9 When they had heard the king, they set out; and there, ahead of them, went the star that they had seen at its rising, until it stopped over the place where the child was.
10 When they saw that the star had stopped, they were overwhelmed with joy.
11 On entering the house, they saw the child[ii] with Mary his mother; and they knelt down and paid him homage. Then, opening their treasure-chests they offered him gifts of gold, frankincense and myrrh.”
What do these texts say about the Star?
Neither narrative says very much about the star. Note how this text, taken from the New Revised Standard Version of the Bible states that the Magi had seen the Star “at its rising”, correcting an old mistake in the translation of the original Greek which was pointed out by David Hughes in 1976. This states that the Star was seen at its heliacal rising or “at the first light of dawn” and thus would have been in the east at dawn.
Nowhere does it say that the Star disappeared between the departure of the Magi from their own land and their arrival in Bethlehem, although there is a suggestion (no more) that it might have done in verse 9. What it does say is that the Star that had previously been in the east went before them on the road to Bethlehem. As Bethlehem is 10km south of Jerusalem, it implies that the Star was, at that time, in the south. It also implies that the Star was visible for several weeks because it had been seen before their journey started and was still visible when they arrived in Bethlehem.
The passages do make it clear that Herod did not see the Star because he had to ask the Magi when it had appeared. They do not state though how many Magi there were, nor does it state that they were kings, nor does Herod treat them as visiting royalty.

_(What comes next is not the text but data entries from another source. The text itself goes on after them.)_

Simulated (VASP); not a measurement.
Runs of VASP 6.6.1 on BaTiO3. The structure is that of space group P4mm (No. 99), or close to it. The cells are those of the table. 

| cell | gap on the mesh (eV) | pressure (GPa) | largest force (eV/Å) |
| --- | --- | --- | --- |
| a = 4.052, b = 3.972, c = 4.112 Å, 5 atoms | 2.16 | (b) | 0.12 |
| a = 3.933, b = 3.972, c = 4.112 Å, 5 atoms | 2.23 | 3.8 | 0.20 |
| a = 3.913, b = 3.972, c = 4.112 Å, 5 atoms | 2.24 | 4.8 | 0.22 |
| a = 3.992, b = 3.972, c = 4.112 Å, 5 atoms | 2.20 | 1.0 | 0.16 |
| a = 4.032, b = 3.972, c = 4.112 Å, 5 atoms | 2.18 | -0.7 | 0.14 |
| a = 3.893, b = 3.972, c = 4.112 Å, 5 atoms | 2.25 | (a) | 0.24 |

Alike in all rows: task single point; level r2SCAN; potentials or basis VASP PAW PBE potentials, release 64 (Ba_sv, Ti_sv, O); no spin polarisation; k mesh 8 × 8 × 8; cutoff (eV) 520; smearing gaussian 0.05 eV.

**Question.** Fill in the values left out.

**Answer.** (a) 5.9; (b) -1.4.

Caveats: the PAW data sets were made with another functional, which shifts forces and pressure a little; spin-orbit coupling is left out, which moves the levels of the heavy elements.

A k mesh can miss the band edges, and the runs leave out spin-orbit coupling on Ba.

If modern Biblical scholars are correct, it is not surprising that the star is mentioned only in Matthew’s Gospel. After the death of Jesus, his followers went preaching and teaching around the Roman Empire. They would have described the things that Jesus did, and recounted – as best they could remember – the things he said. With the death of the first Apostles and with the destruction of the spiritual and cultural centre of the Jewish people (of which the early Christian community regarded themselves as members), the time was right to set down these deeds and sayings in a written form: the Gospels were born. In many respects, the Gospels are not “original” works, even though they were a unique literary style. They were the selected, edited, and abridged versions of the different long-standing oral traditions. A simple explanation of why Matthew mentions the Star, but Luke no is that Luke’s Gospel is a historical account of the life of Christ, whilst Matthew’s is more poetic and more mystical. The Star interested Matthew, but not Luke.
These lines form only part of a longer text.